7. The team closed out Feb. 6-3 but cracks were starting to show and in March they were more visible.  The month imposed a burdensome 17 games in 30 day run including multiple 3 games in 4 nights, and it took its toll.  We saw some games where the team looked out of it (Avs, Sabres, Hawks, Pens) and April started with a 2-1 loss to the Bruins where the team looked over matched for much of the game, and the season ended with 3 of 4 losses.  But for an inexplicable swoon by the Pens against the Isles (the Isles!) the Rangers might well have lost first place and ended up in the 4th seed and a first round series against the Flyers.  I wonder how much Sather’s stand pat deadline posture cost us, not because of Nash but the failure to add any depth on the back line.

8. The playoffs are too recent and too painful to bear review.  We all know what happened.  The team never seemed as dominant as they had before the March gauntlet.  They seemed weary no matter what Torts said.  They were on the heels more than at any point through the season.  Objectively, they were outplayed well over 50% of the 60 periods (not including OT) they played, and in the final they dominated only 5 periods, 4 of them when there was total desperation.  In fact, there was an eerie similarity between the team we saw in the playoffs and the team which was run out of buildings over the first 10 games.  As Carp and others have pointed out, this was a .500 club after March 1.   So where does that leave us?

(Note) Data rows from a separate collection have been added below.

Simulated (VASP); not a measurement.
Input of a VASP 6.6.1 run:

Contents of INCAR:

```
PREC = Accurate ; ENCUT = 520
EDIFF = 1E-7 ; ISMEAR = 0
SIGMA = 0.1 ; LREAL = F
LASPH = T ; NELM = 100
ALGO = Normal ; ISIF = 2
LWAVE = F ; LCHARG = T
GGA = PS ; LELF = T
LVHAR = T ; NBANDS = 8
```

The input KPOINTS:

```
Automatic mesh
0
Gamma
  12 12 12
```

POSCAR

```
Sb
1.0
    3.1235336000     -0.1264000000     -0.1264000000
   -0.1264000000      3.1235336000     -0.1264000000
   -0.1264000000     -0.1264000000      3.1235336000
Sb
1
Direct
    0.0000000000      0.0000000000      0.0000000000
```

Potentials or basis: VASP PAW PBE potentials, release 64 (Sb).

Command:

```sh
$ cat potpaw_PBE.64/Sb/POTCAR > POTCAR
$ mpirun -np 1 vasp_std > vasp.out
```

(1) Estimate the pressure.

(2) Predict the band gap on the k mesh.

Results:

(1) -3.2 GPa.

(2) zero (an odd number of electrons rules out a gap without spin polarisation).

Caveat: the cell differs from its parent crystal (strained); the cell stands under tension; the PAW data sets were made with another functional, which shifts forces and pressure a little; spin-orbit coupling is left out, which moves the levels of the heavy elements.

9. It leaves me cautiously optimistic but hardly confident we can repeat as best in the East or even as Conference finalists.  You can’t expect to go 6-0 against the Flyers again, the Pens are going to have Sid for a full year which is scary, the Sens are for real, the Bruins will be back, the Canes, the Panthers, the Caps, and the Lightning all figure to improve.  So must we.

10. I believe in the Torts system BUT I believe there must be more balance.  We were lucky no one got seriously hurt blocking shots (remember Callie in 2011), and even though we reversed the shot on goal disparity (ended up with 6th lowest shots against), we were 20th in shots for, and only three playoff teams were worse—NJ, Preds, Caps.  In other words, 12 of 16 playoff teams had more shots on goal than the Rangers.  Stats can lie but in this case I believe it reveals a real issue—lack of consistent offensive zone puck control and pressure, forcing us to play in our own end too much, thus requiring the surplus of shot blocking and heightening the risk of serious injury which amazingly we managed to avoid (Callie, please start wearing the new protective skates). I remember the Torts team in Tampa and it was relentless offensively, and by the way, Vinny, Marty, and BR were not recklessly blocking shots).  Shot blocking should represent your work ethic and commitment to excellence and whatever it takes, but it should not be what you build a team around.  It leaves no margin for error and the playoffs proved that.  A few 4-1 games would have made a huge difference.

11. If I were Slats: I would do everything possible to add Parise or Nash…we need another legit sniper or else Gabby gets collared as happened in the playoffs, and while I think Kreider looks great 15 playoff games does not a career make and an 82 game grind is entirely different.  I would sign a Jaret Stoll or Chris Kelly (we have serious depth issues up the middle (AA is a waste, Step may be the real deal but disappeared  last two months so can’t count on him, and doubt J,T. Miller is ready for the bigs so who exactly centers a second acorer if we nab one?

12. I would try to sign or trade for a blueliner who understands how to shoot slappers from the point and actually gets it on goal (I think we lead the league in point shots that missed the net and AA would be a 50 goal scorer if the glass behind the goal counted); the Panthers Jason Garrison who had 16 goals or even a Mike Green whose defensive liabilities can be covered up if he is paired with the right guy.  If we can either sign or trade for Ryan Suter or Shea Weber we should do it (I would regard Dubie and  AA as trade bait, and even DeLZ if there is a package we could put together for one of those guys).

13. No idea if any of the above can work under the cap, or exactly how to package things.  That’s why Slats gets the big bucks.  Hopefully, some of the kids (Erixon, Miller, Thomas) are ready to step in but I would not count on it.  In sum, a run to the finals this year would have been overachieving.  It was great, exciting, filled with highs and lows, and cardiac moments.  But what a ride!  For the first time in years I am actually looking forward to a new season with belief not just blind hope.  And that feels good.